Showing posts with label Pay Attention. Show all posts
Showing posts with label Pay Attention. Show all posts

Saturday, January 23, 2010

Paying Attention

In Reimagining the Good Life, Michael Schuler asks "Is the quality of our attention such that we accurately perceive what's going on around us and inside ourselves?"

Paying attention is something I have been working on for the last year. It is easy to distract myself with the Internet, music, books, work, etc.. But turning them off and just being there makes it easier to put things in perspective and to value what you have.

Since last January, I have been reading a number of Buddhism books and started practicing yoga and occasionally attending group meditations. I also give myself time just to think and be, without having to accomplish anything or be any certain way. I have found that in the past I got caught up in how I "should" live, and this interferes with my enjoyment and appreciation of how I already am living. By being still and pausing for just one or two minutes a day, I find that I am more appreciative and perceptive of how I am currently living my life. I don't get as caught up in what could happen, what did happen, or what is happening to others - rather I can pay more attention to how I am feeling and thinking and being.

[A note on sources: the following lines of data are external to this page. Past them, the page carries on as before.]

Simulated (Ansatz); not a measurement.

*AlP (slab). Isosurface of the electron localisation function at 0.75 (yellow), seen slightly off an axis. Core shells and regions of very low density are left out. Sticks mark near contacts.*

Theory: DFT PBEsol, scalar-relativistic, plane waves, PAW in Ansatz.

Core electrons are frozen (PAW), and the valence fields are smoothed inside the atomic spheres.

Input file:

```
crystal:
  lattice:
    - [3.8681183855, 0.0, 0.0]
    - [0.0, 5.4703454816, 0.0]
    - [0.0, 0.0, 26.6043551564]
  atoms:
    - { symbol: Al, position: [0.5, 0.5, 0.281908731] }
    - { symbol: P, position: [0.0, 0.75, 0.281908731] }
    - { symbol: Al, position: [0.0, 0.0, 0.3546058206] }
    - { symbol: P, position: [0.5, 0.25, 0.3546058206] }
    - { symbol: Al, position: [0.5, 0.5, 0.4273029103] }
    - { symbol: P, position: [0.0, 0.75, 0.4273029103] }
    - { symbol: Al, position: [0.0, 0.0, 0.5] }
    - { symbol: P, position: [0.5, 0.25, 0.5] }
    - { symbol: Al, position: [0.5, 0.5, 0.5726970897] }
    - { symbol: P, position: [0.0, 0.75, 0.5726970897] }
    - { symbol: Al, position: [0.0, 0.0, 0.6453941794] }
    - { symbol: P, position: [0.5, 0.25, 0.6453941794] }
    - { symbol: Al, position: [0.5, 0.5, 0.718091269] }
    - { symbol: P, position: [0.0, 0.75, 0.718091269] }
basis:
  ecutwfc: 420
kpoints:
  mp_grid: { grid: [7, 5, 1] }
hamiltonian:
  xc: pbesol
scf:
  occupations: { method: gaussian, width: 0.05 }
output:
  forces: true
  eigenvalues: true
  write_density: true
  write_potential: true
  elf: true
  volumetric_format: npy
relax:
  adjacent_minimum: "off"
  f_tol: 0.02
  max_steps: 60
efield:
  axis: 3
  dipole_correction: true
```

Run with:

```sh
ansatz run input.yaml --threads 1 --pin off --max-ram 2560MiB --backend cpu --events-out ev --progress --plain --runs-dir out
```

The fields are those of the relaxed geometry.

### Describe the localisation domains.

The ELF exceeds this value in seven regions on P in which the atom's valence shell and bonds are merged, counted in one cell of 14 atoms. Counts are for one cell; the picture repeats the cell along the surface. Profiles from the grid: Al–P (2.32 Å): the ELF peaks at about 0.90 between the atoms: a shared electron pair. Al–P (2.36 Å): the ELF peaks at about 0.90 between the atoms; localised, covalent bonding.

I would like to create a stronger meditation practice, but if at the very least I am truly present for at least a moment each day, I do feel a noticeable difference in my perspective and enjoyment of life.

Saturday, January 9, 2010

Living the Good Life


I regularly "borrow" books from my dad's library, often ones I have bought him as presents. At Thanksgiving, I borrowed Making the Good Life Last, Four Keys to Sustainable Living, by Michael Schuler, a Unitarian Universalist minister in Madison, Wisconsin. My dad has been interested in Stoicism and living the good life for a while, so this book seemed a good choice for him. Having read similar books from my dad's library, I also had to read this one.

Making the Good Life Last focuses on four premises:

  • pay attention,
  • stay put,
  • exercise patience, and
  • practice prudence.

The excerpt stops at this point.